Feb 03 2016
In the last post in this series I talked about the origins of my exocortex and a few of the things I do with it. In this post I'm going to dive a little deeper into what my exocortex does for me and how it's laid out.
My agent networks ("scenarios" in the terminology of Huginn) are collections of specialized agents which each carry out one function (like requesting a web page or logging into an XMPP server to send a message). Those agents communicate by sending events to one another; those events take the form of structured, packaged pieces of information that the receiving agent can pick values out of or pass along depending on how it's configured. Below the cut is what one kind of event looks like.
"pretty": "7:00 PM PST on January 10, 2016",
"conditions": "Chance of Rain",
That looks like a king-hell mess of acronyms and numbers but if you take it one line or block (delineated by curly braces) at a time it's pretty easy to puzzle out. The event contains many different kinds of information from the web service the agent queried, all of which is accessible by agents but not all of which needs to be used; you can pick and choose the stuff you need out of the event and ignore the rest. For example, the date the event was received by Huginn can be seen at the very top in several different formats (time_t, the standard parts of a time/date stamp broken into separate pieces, and the time zone in a few different ways) so that you don't have to write code to transform one date/timestamp into a different format, the predicted high and low temperatures in Fahrenheit and Centigrade, projected weather conditions for the day, the wind speed and direction, humidity, and zip code of the city in question. My agent network uses a few elements of these events to build the weather report I read every morning before getting dressed for work. This agent network, called Butterfly In China also monitors the air quality index in the same locations at the same time it pulls the weather forecasts. The AQI projection is filtered through a series of if-then conditionals that determine what AQI message should be merged, if any (none, moderate, unhealthy, hazardous, or dangerous). Then the resulting message is e-mailed to my phone while I'm in the shower so I have some idea of what the weather will be like that day.

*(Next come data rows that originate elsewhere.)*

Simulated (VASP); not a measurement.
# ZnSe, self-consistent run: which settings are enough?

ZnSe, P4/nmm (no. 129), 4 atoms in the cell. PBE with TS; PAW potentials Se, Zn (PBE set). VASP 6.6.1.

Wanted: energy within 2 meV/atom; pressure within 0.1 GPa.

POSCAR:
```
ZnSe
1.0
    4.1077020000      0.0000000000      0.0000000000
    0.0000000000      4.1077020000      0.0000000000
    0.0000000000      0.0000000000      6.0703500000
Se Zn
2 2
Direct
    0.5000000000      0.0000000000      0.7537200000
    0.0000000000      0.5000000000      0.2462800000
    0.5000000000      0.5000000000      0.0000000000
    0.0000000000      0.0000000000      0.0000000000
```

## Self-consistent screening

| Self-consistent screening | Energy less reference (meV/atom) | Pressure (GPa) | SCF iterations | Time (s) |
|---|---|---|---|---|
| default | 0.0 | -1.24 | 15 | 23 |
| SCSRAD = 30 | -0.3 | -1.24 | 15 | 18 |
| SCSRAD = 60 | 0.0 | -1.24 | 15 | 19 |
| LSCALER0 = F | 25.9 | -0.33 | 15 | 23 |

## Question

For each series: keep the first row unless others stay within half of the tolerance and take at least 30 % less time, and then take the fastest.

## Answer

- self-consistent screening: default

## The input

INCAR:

After a decidedly anomalous event in 2011 I built a simple but functional agent network called Shake, Rattle, and Roll which monitors the United States Geological Service's tectonic activity surveillance network. Every few minutes, Shake, Rattle, and Roll polls their API service for earthquake activity stronger than a 4.0 on the Richter scale and if a positive event comes back (meaning that an earthquake was detected) it is fed into a Data Formatting Agent which turns the event from the API service into a human-readable message suitable for transmission through one or more instant messaging services. I've found it useful to extend Shake, Rattle, and Roll to monitor other geographic locations but, as it is now it makes a good example of a relatively simple agent network and demonstration of interfacing with a public web API service.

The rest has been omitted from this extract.